Hacker News new | ask | show | jobs
by handrous 1832 days ago
The "you need at least 32GB of memory and it has to be ECC, or don't even bother trying to use ZFS" crowd has done some serious harm to ZFS adoption. Sure, that's what you need if you want excellent data integrity guarantees and to use all of ZFS' advanced features. If you're fine with merely way-better-than-most-other-filesystems data integrity guarantees and using only most of ZFS' advanced features, you don't need those.
2 comments

I really don't know where the "You gotta have ECC RAM!" thing started. I've been running a ZFS RAID on Nvidia Jetson Nanos for years now and haven't had any issues at all with data integrity.

I don't see why ZFS would be more prone to data integrity issues spawning from a lack of ECC than any other filesystem.

Relevant quote from one of ZFS's primary designers, Matt Ahrens: “There's nothing special about ZFS that requires/encourages the use of ECC RAM more so than any other filesystem. ... I would simply say: if you love your data, use ECC RAM. Additionally, use a filesystem that checksums your data, such as ZFS."
Yeah, I remember reading that a few years ago.

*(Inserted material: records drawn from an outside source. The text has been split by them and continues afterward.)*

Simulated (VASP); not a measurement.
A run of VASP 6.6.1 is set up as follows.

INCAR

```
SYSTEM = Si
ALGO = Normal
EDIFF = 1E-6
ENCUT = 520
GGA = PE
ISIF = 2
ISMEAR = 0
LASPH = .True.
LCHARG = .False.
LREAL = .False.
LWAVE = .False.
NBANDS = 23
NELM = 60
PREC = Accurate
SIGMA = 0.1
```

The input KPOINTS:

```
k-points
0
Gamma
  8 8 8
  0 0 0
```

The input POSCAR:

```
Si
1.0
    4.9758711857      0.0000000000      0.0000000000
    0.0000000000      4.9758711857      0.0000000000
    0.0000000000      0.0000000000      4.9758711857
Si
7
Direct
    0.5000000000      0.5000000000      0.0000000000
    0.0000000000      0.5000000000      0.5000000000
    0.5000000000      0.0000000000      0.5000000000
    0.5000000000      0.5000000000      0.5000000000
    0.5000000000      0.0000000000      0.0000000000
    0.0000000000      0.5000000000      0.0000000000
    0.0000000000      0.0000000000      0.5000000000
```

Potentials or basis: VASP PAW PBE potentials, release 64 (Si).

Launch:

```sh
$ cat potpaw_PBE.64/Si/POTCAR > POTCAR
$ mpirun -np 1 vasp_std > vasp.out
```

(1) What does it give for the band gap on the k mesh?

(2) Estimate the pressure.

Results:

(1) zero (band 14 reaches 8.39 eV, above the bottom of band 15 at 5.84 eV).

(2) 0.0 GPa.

If I were running a server farm or something, then yeah, I'd probably use ECC memory, but I think if you're running a home server, then the argument that ZFS necessitates ECC more than Ext4 or Btrfs or XFS or whatever doesn't really seem to be accurate.

> the argument that ZFS necessitates ECC more than Ext4 or Btrfs or XFS or whatever doesn't really seem to be accurate

Agreed.

> If I were running a server farm or something, then yeah, I'd probably use ECC memory, but I think if you're running a home server

Then you should still use ECC RAM, regardless of what filesystem you're using.

No, really. ECC matters (https://news.ycombinator.com/item?id=25622322) generally.

Fair enough, though AFAIK none of the SBC systems out there have ECC, and I generally use SBCs due to the low power consumption.
Years ago I saw it at:

https://www.truenas.com/community/threads/ecc-vs-non-ecc-ram...

(the gist of the scary story is that faulty ram while scrubbing might kill "everything".) However, in the end ECC appears to NOT be so important, e.g., see

https://news.ycombinator.com/item?id=23687895

There is literally only one feature that uses massive amounts of memory. Online de duplication relies on keeping an in ram table of duplicated blocks. This means that more duplication you have the larger the table is.

FreeBSD Mastery: ZFS by Michael Lucas around pg 174

Deduplication Memory Needs ==========================

"For a rough-and-dirty approximation, you can assume that 1 TB of deduplicated data uses about 5 GB of RAM. You can more closely approximate memory needs for your particular data by looking at your data pool and doing some math. We recommend always doing the math and computing how much RAM your data needs, then using the most pessimistic result. If the math gives you a number above 5 GB, use your math. If not, assume 5 GB per terabyte."

https://www.tiltedwindmillpress.com/?product=fmzfs

This is not to say you need 5GB for every 1TB of data. It doesn't even mean you need 5GB of data for every 1TB for which you have enabled dedup it means you need approximately 5GB of data for each TB of data which is both duplicated and residing on a dataset for which you have enabled dedup. Because of the high memory cost of dedup which rises exactly in proportion to its utility its only useful in cases in which you can plan ahead for its requirements. 99% of users are unlikely to use dedup however this doesn't stop some, not you obvious, from promoting the idea that ZFS requires 5GB of memory per TB or some some absurd figure.

As an aside I really liked the book I found it easy to read and understand and very informative despite being focused on FreeBSD its mostly applicable to Linux as well.